I’m trying to informally derive the chi-squared test statistic using a combination of basic geometry and algebra. I’m successfully able to obtain a system of equations that contain Karl Pearson’s chi-squared test statistic. But I need help showing that the test statistic = chi^2 from my equations.
My approach:
I have a 3-sided die.
I roll the die a number of times and record the frequency of each face.
This system has 2 degrees of freedom (we only need to know the frequencies of any 2 faces to infer the frequency of the remaining one).
Therefore, we can describe the distance, chi, between the observed and expected values as a formula with 2 dimensions via the Pythagorean theorem: $$ \chi^2 \quad=\quad Z^2 \quad+\quad Z_{prime}^2 $$ ...where Z is the (standardized) difference between the observed and expected values for any one face, and Z_prime is the remaining side of our triangle in 2D space (Z_prime also implies a transformation of the distribution of the 2nd face from a joint distribution into an independent distribution, making the combined distribution circular).

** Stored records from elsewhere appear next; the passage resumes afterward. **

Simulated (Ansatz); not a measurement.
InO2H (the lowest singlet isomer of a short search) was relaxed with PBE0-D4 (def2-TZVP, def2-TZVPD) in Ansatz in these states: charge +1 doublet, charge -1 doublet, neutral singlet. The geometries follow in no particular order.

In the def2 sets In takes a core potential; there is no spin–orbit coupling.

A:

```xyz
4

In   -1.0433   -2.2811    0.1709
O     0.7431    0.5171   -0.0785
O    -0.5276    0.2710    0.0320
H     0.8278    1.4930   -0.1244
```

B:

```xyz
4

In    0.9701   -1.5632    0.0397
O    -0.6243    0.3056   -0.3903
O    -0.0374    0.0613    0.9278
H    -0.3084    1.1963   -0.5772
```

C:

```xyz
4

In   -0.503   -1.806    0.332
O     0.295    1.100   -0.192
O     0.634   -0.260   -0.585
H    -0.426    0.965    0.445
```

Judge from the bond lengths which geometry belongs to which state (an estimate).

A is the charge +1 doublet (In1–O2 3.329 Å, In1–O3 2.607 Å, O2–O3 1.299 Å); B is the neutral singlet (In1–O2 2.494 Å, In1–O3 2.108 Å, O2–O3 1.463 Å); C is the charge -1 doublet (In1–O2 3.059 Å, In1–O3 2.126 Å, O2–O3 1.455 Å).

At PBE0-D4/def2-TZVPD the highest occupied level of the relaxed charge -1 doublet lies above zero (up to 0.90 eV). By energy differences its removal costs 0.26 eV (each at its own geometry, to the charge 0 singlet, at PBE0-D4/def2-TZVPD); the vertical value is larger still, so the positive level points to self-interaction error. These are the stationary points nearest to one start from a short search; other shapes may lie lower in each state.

Note that: $$ Z^2 \quad=\quad p.Z^2\quad+\quad(1-p).Z^2 $$
...and similarly: $$ Z_{prime}^2 \quad=\quad p.Z_{prime}^2\quad+\quad(1-p).Z_{prime}^2 $$
...therefore: $$ \chi^2 \quad= p.Z^2\quad+\quad(1-p).Z^2 + \quad p.Z_{prime}^2\quad+\quad(1-p).Z_{prime}^2 $$ So for all 3 faces (A, B, C) we have the following system of equations: $$ \chi^2 \quad= p_{A}.Z_{A}^2\quad+\quad(1-p_{A}).Z_{A}^2 + \quad p_{A}.Z_{A.prime}^2\quad+\quad(1-p_{A}).Z_{A.prime}^2 \\ \chi^2 \quad= p_{B}.Z_{B}^2\quad+\quad(1-p_{B}).Z_{B}^2 + \quad p_{B}.Z_{B.prime}^2\quad+\quad(1-p_{B}).Z_{B.prime}^2 \\ \chi^2 \quad= p_{C}.Z_{C}^2\quad+\quad(1-p_{C}).Z_{C}^2 + \quad p_{C}.Z_{C.prime}^2\quad+\quad(1-p_{C}).Z_{C.prime}^2 \\ $$
[Equations 1-3]
Now, since: $$ Z = \frac{(O-E)}{\sigma} $$
…and: $$ Z^2 = \frac{(O-E)^2}{np(1-p)} $$ …then, if we multiply Z^2 by (1-p) we get: $$ (1-p).\frac{(O-E)^2}{np(1-p)} = \frac{(O-E)^2}{np} $$ Therefore, the sum of the 2nd column from Equations 1-3 is identical to Pearson's chi-square test statistic for 2 degrees of freedom, i.e.: $$ (1-p_{A}).Z_{A}^2\quad +\quad (1-p_{B}).Z_{B}^2 \quad+ \quad(1-p_{C}).Z_{C}^2 \\= \frac{(O_{A}-E_{A})^2}{E_{A}}\quad+\quad\frac{(O_{B}-E_{B})^2}{E_{B}}\quad+\quad\frac{(O_{C}-E_{C})^2}{E_{C}} $$
My question is: how can I demonstrate from Equations 1-3 that: $$ \chi^2\quad=\quad(1-p_{A}).Z_{A}^2\quad +\quad (1-p_{B}).Z_{B}^2 \quad+ \quad(1-p_{C}).Z_{C}^2 $$ [Equation 4]
By the way, it's already straightforward to demonstrate that: $$ \chi^2 = \\ p_{A}.Z_{A}^2\quad+\quad p_{A}.Z_{A.prime}^2 + \\ p_{B}.Z_{B}^2\quad+\quad p_{B}.Z_{B.prime}^2 + \\ p_{C}.Z_{C}^2\quad+\quad p_{C}.Z_{C.prime}^2 \\ $$ ...since the sum of probabilities = 1.
Similarly, we can show that: $$ 2*\chi^2 = \\ (1-p_{A}).Z_{A}^2\quad+\quad (1-p_{A}).Z_{A.prime}^2 + \\ (1-p_{B}).Z_{B}^2\quad+\quad (1-p_{B}).Z_{B.prime}^2 + \\ (1-p_{C}).Z_{C}^2\quad+\quad (1-p_{C}).Z_{C.prime}^2 \\ $$ ...since the sum of (1-probabilities) = 2.
But I'm not sure that these identities help me arrive at Equation 4.